However, during consideration of that legislation, all documents relating to the work of each of the Houses of Parliament, and to the work of its members, use the portcullis badge.

Nowhere are the branches of government more distinct than in the United States.  After all, jurisdictional overlap was one of the flaws the American founders saw in the British system of government.  And nowhere are the symbols of government more recognisable than south of the border.

The founders of the United States were concerned that the executive branch (i.e. the Crown) had too much control or influence over the legislative branch (i.e. Parliament).  That is why the legislature is mentioned first in their Constitution (the executive branch is mentioned first in ours) and why members of Cabinet, including the President, do not serve in their legislature.

Much thought went into the symbols of office for the branches of the U.S. government.  All are rooted in the Great Seal of the United States, but each has specific differences.  Most notably, each uses the 13 stars of the original flag or the 50 stars of the current flag in a unique format.

Because of these differences, which reflect the different roles of each institution, they are easily recognisable by the American people.  Even outside the United States, thanks to Hollywood, there are many people who can immediately recognise these symbols.

These symbols permit Americans to instantly recognise the public office a person holds, even if they do not recognise the person.  And from the public office holder’s perspective, those same symbols of office give his or her message instant impact.

For example, when a U.S. Senator calls a press conference to criticise or commend something a department of the government has done, there is no confusion that he or she is speaking as a legislator.  The press room for the Senate (and the second press room for the House of Representatives) has a seal of office on the podium and on a flag behind the podium.

While few Americans will be able to name that Senator, when they see the clip of that press conference on the six o’clock news, they instantly recognise by the podium and flag that he or she is a senator.  What is more, they understand that he or she is representing his or her constituents’ interests and expressing partisan political opinion, not speaking on behalf of the government (since the government uses different and equally recognisable symbols).

In a modern media-based democracy, communications is everything.  If a public office holder cannot get his or her message out, then he or she will not be able to influence public policy and, perhaps more importantly (at least to the office holder), will not get re-elected.

France takes a similar approach though it may be a better parallel for Canada. France began as a monarchy and while it broke with that past through revolution, the roots of its symbols can be seen in its history.

The French use a common symbol throughout the executive, legislative and judiciary to represent government as a whole.  They use “Marianne” much in the same way as we use the Royal Arms.  And Marianne is the personification of the republic, in a similar way as the Queen represents Canadian sovereignty.

At the same time, each institution in France has also adopted its own symbol.  Because the current republic is only 40 years old, the symbols used by its institutions are very modern.  They have their roots in the Tri-colour Flag, which in the 1958 Constitution became the national emblem of France.

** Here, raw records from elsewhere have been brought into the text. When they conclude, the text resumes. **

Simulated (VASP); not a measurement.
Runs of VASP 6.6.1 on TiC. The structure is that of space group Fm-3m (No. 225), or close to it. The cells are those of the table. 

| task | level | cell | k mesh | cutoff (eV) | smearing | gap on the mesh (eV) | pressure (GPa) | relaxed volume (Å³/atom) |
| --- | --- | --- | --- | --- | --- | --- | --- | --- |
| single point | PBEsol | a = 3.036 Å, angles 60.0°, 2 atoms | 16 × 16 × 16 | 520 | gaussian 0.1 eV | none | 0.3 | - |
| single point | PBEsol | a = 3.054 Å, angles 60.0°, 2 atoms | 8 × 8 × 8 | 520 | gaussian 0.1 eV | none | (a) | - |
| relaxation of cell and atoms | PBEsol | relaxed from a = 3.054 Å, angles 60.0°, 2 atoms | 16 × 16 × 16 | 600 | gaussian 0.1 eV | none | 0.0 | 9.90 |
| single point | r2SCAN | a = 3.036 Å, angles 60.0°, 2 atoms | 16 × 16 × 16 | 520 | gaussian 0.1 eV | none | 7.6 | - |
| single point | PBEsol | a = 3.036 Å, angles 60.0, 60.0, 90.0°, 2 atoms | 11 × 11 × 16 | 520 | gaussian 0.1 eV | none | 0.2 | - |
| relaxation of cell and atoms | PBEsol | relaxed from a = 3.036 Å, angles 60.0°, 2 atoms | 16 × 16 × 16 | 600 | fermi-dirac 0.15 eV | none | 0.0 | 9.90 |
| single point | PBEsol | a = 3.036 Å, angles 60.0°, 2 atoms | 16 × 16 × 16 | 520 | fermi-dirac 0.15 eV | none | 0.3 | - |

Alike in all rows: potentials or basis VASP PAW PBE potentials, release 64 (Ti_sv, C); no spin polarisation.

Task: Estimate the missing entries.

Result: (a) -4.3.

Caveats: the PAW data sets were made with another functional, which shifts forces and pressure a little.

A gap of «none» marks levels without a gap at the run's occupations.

Whether the country is a constitutional monarchy, like England, or a republic, like the United States and France, most countries have recognised the need to identify their national institutions. That need is no less true for Canada.

Nevertheless, in Canada, the Supreme Court, the Federal Court, the Prime Minister, Cabinet ministers, the Auditor General, the information and privacy commissioners, the Commissioner of Official Languages, the Tax Court, MPs, Senators and every Royal commission and public inquiry all use the same symbol.

How often do we hear that the Canadian people feel there are no checks and balances in our system?  Or how the public is questioning the independence of its institutions, in general, and of its legislators, in particular?

It would be naïve to suggest that symbols alone would restore public confidence in the political system for everyone.  Some of the doubts the Canadian people have are well founded.  But there is no reason to exacerbate those doubts by blurring the visual lines between the few checks and balances that exist in the Canadian parliamentary system.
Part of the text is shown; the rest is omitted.